Weather is kind to USF&G as insurer's profit rises 35% Chairman credits lack of storms in Southeast

October 23, 1997|By Bill Atkinson | Bill Atkinson,SUN STAFF

USF&G Corp. escaped winds, storms, hurricanes and other natural disasters, and as a result, operating income soared 68 percent and net income rose 35 percent in the third quarter.

The Baltimore insurance company said yesterday that it's after-tax operating income jumped to $51 million in the third quarter ended Sept. 30, compared with $31 million for the same time a year earlier.

After-tax operating income per fully diluted common share rose 81.8 percent to 40 cents in the quarter, compared with 22 cents for the same period in 1996.

"USF&G's third-quarter results got a boost from mother nature for a change," said Norman P. Blake Jr., the company's chairman. "The late summer storms usually seen in the Southeast simply did not materialize this year."

Net income after taxes was $48 million in the quarter, compared with $35 million for the same period a year earlier. After-tax net income per fully diluted share rose 54 percent to 40 cents compared with 26 cents for the same time a year earlier.

In the quarter, losses due to catastrophes fell nearly 90 percent to $5 million, compared with $45 million for the same period a year earlier when the company was socked with $31 million in losses related to Hurricane Fran.

Fran raked the East Coast in September 1996, and caused extensive damage and flooding in Western Maryland.

"The positive impact of lower catastrophes notwithstanding, we are encouraged by our underlying performance in what is widely held to be a dismal marketing environment," Blake said.

He sees "strength" in the company's property and casualty RTC business as well as in its life insurance business despite competition.

USF&G's stock declined 56.25 cents to close at $21.

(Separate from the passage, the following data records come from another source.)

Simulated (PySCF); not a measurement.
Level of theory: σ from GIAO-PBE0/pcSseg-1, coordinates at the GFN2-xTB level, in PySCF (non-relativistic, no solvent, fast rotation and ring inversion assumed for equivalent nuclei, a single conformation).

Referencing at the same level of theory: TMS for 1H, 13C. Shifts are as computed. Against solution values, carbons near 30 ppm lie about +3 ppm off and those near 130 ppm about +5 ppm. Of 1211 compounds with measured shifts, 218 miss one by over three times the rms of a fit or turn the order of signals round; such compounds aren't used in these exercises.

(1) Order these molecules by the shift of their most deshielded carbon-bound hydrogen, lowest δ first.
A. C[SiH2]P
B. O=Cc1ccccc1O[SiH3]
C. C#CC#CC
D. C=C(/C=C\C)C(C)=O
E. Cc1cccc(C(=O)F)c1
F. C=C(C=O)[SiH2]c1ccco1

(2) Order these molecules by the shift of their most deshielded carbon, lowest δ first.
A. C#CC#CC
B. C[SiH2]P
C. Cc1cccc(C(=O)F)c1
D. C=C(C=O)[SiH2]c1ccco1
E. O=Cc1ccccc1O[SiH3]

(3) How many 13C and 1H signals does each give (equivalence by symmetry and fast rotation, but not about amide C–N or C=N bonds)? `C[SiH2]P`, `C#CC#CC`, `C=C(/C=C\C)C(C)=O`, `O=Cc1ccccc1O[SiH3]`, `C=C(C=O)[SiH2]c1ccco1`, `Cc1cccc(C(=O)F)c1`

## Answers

Ira Zuckerman, an insurance analyst with Nutmeg Securities Ltd., said the company is continuing to "struggle."

"They are doing all the right things, but I don't know that it is enough," he said. "They are not at the point where they are making a lot of money."

Zuckerman said competition is cutthroat.

For the first nine months of the year, the company's after-tax operating income was up 14 percent to $147 million, or $1.14 per fully diluted common share, compared with $129 million, or 93 cents, the same time a year earlier.

After-tax net income was $140 million, or $1.16 per fully diluted common share for the first nine months of the year, compared with $159 million, or $1.16 per share.

Revenue slipped 4.5 percent to $828 million in the quarter, compared with $867 million for the same period in 1996. For the first nine months of the year, revenue was $2.5 billion, down from $2.6 billion.

Dan L. Hale, USF&G's chief financial officer, said revenue fell in part because the company sold nearly $1 billion in single premium deferred annuities.